Property Tax Relief in Pennsylvania

One of the primary issues being negotiated in the 2015-16 budget is school property tax relief. There are several proposals being considered. Each one would distribute relief differently. In this brief, we describe the basic mechanisms of property tax relief available in Pennsylvania and explain which form of relief is most likely to benefit which type of property owner (owners of modestly priced homes, high-priced homes and non-residential properties). This basic primer on property tax relief lays a foundation for forthcoming analysis of the specific proposals now being debated as part of the state’s budget debate.

Property taxes are unpopular, yet are the primary tax revenue source for our schools, counties, and municipalities. Property taxes are among the easiest taxes to administer and are difficult to avoid – as real property (unlike income, capital, sales, or other transaction-based taxes) is not mobile. Property taxes are also the easiest way for local governments to tax corporations and other business entities with complex ownership arrangements so that these users of public services also contribute to the costs of providing schools, police, and fire protection.

Pennsylvania Requires Uniform Rates

The Pennsylvania Constitution includes a “uniformity clause” that requires that if the state or a local government has a tax on something, it must use the same tax rate for everything subject to that particular tax (in other words, a “uniform” rate).[1]  For property taxes, this means that all types of real property that are subject to property taxes must be charged the same tax rate. In other states, it is not uncommon for homes to be charged a different tax rate than factories, offices, or other commercial property. This is not permitted in Pennsylvania.

Preferential Property Tax Treatment for Farms and Forestland

For farms and forests, a special assessment[2] is permitted under which qualifying land is valued at the agricultural use value, rather than market value. This lowers the property taxes owed by farmers - who are often land rich, but may lack income and other forms of wealth -- and can help lower the pressure on farmers to develop their land for other purposes. This preferential treatment often increases taxes paid by non-farm properties in rural districts.

Special Property Tax Relief Available for Homeowners

The Pennsyvlania Constitution was changed in 1997 to allow property tax relief for homeowners. Rather than allowing different tax rates for homeowners than non-residential property owners, the constitution’s “homestead exemption” exempts owners of qualifying owner-occupied housing from paying property taxes on the first part of residential property value, up to one-half of the value of the median home value (or “homestead”).[3] In effect, this provision operates similarly to personal exemptions on federal taxes, except that the homestead exemption eliminates taxes on the first part of qualifying residential property value rather than the first part of income.
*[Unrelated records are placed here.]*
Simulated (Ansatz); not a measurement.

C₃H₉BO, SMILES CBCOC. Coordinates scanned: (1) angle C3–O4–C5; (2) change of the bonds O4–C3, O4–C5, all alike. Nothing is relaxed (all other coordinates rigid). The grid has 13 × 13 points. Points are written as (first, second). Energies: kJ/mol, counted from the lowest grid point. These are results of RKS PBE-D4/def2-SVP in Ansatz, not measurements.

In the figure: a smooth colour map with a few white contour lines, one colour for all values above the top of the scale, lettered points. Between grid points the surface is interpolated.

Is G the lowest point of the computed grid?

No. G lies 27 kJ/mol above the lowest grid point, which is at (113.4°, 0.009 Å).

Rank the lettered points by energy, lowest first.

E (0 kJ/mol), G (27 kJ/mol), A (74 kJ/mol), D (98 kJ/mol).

Property Tax Benefits for Senior Homeowners and Renters

Pennsylvania established the Property Tax/Rent Rebate Program (PTRR) in 1971 to help senior citizens, widows and widowers age 50 and over, and adults with disabilities pay for housing costs. Both homeowners and renters can qualify for PTRR.[4]

Renters with annual household incomes up to $8,000 can receive a rebate up to $650. Those with annual incomes from $8,001 to $15,000 can receive a rebate of $500. Although the rebate amounts have increased, the income eligibility for renters has not been raised since 1985.

Income eligibility for homeowners is higher, up to $35,000 a year. The base maximum rebate available to homeowners is $650 for individuals with annual incomes up to $8,000. Homeowner benefits decrease in steps as income rises. Those earning between $18,001 and $35,000 a year can receive a rebate of $250.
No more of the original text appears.